If Pope Innocent III can be acquitted of any share in the crime of the Crusaders against Constantinople and the Orthodox Church, he was soon to show that this was not due to any element of tolerance or loving-kindness in his nature. Only four years later, in March 1208, he was to initiate a Crusade against the French Catharist heretics, which resulted in the massacre of tens of thousands of men, women and children. As his legate, Arnold the Abbot of Cîteaux, was then to say: “Kill them all! God will know his own!”
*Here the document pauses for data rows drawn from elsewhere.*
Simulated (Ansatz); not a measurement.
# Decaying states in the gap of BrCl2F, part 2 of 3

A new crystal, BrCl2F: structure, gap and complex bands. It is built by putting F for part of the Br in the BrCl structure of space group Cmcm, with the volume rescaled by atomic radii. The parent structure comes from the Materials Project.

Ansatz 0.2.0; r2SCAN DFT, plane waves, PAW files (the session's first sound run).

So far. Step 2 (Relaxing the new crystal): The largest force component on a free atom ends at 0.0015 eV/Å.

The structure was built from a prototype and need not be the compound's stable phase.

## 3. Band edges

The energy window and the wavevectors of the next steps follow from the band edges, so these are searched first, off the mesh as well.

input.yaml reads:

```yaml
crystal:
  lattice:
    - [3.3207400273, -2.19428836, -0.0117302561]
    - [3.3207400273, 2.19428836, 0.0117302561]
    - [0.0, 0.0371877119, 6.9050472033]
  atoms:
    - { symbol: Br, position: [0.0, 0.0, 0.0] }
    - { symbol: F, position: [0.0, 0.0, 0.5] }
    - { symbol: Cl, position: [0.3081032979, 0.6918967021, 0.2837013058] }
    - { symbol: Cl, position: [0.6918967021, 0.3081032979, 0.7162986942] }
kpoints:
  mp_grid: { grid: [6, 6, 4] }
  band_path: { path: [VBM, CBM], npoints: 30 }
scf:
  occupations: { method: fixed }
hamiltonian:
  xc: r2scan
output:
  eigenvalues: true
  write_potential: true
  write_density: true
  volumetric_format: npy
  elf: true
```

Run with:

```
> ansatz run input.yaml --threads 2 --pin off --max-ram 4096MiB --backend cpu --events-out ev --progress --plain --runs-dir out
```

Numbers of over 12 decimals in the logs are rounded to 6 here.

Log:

The literature concerning the fall of Constantinople to the Turks in 1453 is extensive, but this is not the case regarding the city’s conquest by the Crusaders. Among English historians, only Sir Edwin Pears in 1886 has fully analysed the causes and the consequences of the Fourth Crusade. Since that time further material has come to light, while the shifting pattern of world history has shown even more clearly how disastrous was the result of this Crusade. To the nineteenth-century historian its worst product was to have let the Turks into Europe. But, many years after the collapse of the Ottoman Empire, it is possible to see that the subsequent ‘Balkanisation’ of eastern Europe stems not so much from the Turkish as from the Latin conquest, which alone made the other possible.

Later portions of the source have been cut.